Is the ANC losing the election-posters battle and is that making opposition parties complacent, luring them to believe they are dealing with the same broke and disorganised animal they faced in the 2021 local government elections?
Every other opposition leader one talks to as we move closer to voting day remarks on how stingy the governing party has been when it comes to street posters.
“They are almost invisible,” commented one. An official from another opposition party said he believed the EFF to have won the poster wars hands down — with distant runners-up being Songezo Zibi’s Rise Mzansi, the DA, Mmusi Maimane’s Build One South Africa and Herman Mashaba’s ActionSA.
“You seldom see the ANC. It is almost as if they went into this without enough money,” added the official.
It would probably be a huge mistake for the ANC’s rivals to see in the seemingly weak poster game signs of an election campaign in disarray
At a reputed R50 per poster, one’s pockets have to be really deep to mount the kind of national visibility campaign that the likes of the EFF have managed. They are everywhere.
It is not that the ANC hasn’t upped its own game in the past few weeks, it is just that it seems to be struggling to keep up with the pace and is certainly not painting South Africa as black, green and gold as it did in every election up to 2018.
However, it would probably be a huge mistake for the ANC’s rivals to see in the seemingly weak poster game signs of an election campaign in disarray.
In 2021, the ANC went to the polls practically a “broken party” — to borrow from a DA-era Maimane. It had no secretary-general, the “engine of the organisation”, as Ace Magashule was still out in the cold trying to reverse the outcomes of the 2017 conference that made Cyril Ramaphosa party president. Both the party and its senior leaders, some presumed to be in the “Ramaphosa camp”, were weekly being exposed as having been active agents and direct beneficiaries of state capture.
Load-shedding was putting the middle classes off from voting ANC while so-called load rotation was turning townships into semi no-go areas for grassroots ANC election volunteers who usually drive its door-to-door campaign.
Add to all of that the fact that the country was still recovering from a hard lockdown that had destroyed scores of businesses and condemned millions of people in traditionally ANC-supporting areas to unemployment and poverty.

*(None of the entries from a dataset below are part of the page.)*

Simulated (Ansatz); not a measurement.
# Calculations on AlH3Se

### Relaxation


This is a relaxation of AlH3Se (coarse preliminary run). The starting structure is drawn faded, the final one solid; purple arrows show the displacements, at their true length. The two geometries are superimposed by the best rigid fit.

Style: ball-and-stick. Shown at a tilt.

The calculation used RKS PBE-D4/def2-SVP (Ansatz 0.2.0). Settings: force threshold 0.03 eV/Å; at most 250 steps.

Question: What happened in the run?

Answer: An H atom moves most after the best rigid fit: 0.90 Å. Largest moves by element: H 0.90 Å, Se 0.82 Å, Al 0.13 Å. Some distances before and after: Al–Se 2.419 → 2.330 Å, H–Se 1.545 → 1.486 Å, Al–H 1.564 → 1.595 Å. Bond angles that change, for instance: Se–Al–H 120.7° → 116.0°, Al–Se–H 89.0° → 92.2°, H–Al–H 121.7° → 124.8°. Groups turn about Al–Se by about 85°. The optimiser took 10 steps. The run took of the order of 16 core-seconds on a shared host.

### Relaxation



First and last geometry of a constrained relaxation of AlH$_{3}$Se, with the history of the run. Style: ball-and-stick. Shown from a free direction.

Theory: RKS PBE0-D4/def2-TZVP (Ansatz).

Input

As if all of that was not enough, Ramaphosa had to fight the campaign almost all by himself as some of his comrades stepped back in the belief that a poor showing by the party at the polls would weaken his hand, and strengthen theirs, at the next party conference.
Things have changed since then, at least at party level.
Ramaphosa and the ANC go into this election a united force. It may be forced unity, driven mainly by the fear of the party losing its absolute majority for the first time in the National Assembly, but it has given the party renewed energy and turned its elections machinery into a formidable force.
Whereas in 2021 the party’s campaign would be distracted by different sets of members and leaders taking each other to court on allegations of rigged candidates lists and other fraudulent activities, this time around hostilities and factional rivalries appear to have been put aside for the sole purpose of securing victory. In provinces where the party is unlikely to get 50%+1 to win the legislature outright, the drive is to get near enough to a majority to be able to form a government without having to work with the EFF or DA.
It does the party no small harm that the elephant in the room for the 2021 election has publicly left the country, choosing to set up a new kraal where, with a little spear in hand, he is busying himself with mutilating followers suspected of spying for the enemy.
That has always been his favourite pastime, employing “intelligence reports” to smoke out “enemy agents” in the same way that insecure monarchs of yesteryear used soothsayers to hunt down alleged witches.
But what this does for the ANC is that it frees some of its national executive committee members from the burden of being permanently marked as “Baba’s person”. Those who are truly loyal to him, it is assumed, would have left to form the MK Party with him. And those who have remained are slowly regaining the trust of their comrades.
So whereas the breakaway may mean a loss of votes in some parts of KwaZulu-Natal and small pockets of Gauteng, in other ways it may be helping to strengthen the ANC’s machinery.
Corruption remains one of the main reasons voters are not happy with the ruling party, but some of its campaigners are now selling the establishment of the MK Party and the recent arrest of former National Assembly speaker Nosiviwe Mapisa-Nqakula on charges of corruption, as signs that the much-touted “renewal project” is bearing fruit. Only the election results will tell us if voters who turned their backs on the ANC in 2021 have been persuaded.
What is clear, however, is that if the opposition parties hope to inflict serious damage on the ANC in this election, and even remove it from power, they cannot go about it as if they were facing the same weakened creature as in 2021.